Userids can only exist on the masterkey (what you call 'certify') not a subkey. If you take only the subkey packets, which you can split out from the file with some effort, anyone besides you won't know whose key it is unless they remember the mapping of a 16-digit or more hex string to your identity. The people who will do that can be counted on one hand -- after a gruesome power-tool accident has cut off all your fingers.

(If you really want to do this, search for gpgsplit; I have seen several Qs or As addressing related cases you should be able to generalize, but I don't recall if they were here, superuser, security.SX, or unix.SX.)

Another feature/benefit of the standard structure is that each recipient only needs to determine (and now that WoT has failed, configure) trust once on the masterkey and then all subkeys -- both those that now exist and any created in the future -- are automatically verified and trusted. If you distribute subkeys (plural) without the masterkey, each one must be handled manually, every time.

Sharing the public key of the encryption key to the keyserver, will it share certify key public key? If yes, is there any security issue with this?

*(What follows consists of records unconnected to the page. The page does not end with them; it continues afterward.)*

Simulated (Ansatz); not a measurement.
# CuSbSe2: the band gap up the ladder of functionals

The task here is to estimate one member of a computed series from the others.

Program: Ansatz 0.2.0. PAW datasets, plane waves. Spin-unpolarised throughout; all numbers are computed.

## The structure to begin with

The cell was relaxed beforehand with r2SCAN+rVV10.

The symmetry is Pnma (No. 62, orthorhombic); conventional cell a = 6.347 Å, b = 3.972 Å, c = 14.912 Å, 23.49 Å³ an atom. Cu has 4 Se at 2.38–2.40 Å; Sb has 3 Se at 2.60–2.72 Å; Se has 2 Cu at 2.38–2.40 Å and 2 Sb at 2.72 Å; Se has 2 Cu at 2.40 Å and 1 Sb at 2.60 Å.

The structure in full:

Yes. There is definitely no cryptographic issue; knowing your masterkey does not compromise or weaken your subkey(s) in any way. Because as above the masterkey can and normally does include your userid, it does allow people who receive or fetch your key (cluster) to know "who" it belongs to, at least to the extent you put accurate and usable information in your userid (you aren't forced to do so). Since the purpose of publishing or distributing your key is normally to let other people know it is yours, this is not normally considered an issue, but it's your decision how you feel about it.

Note if you want to use multiple 'personas' and prevent other people from linking them, distributing only subkeys does NOT accomplish this; other people can identify that subkeys are signed/certified by the same masterkey even when they don't know the userid for that masterkey.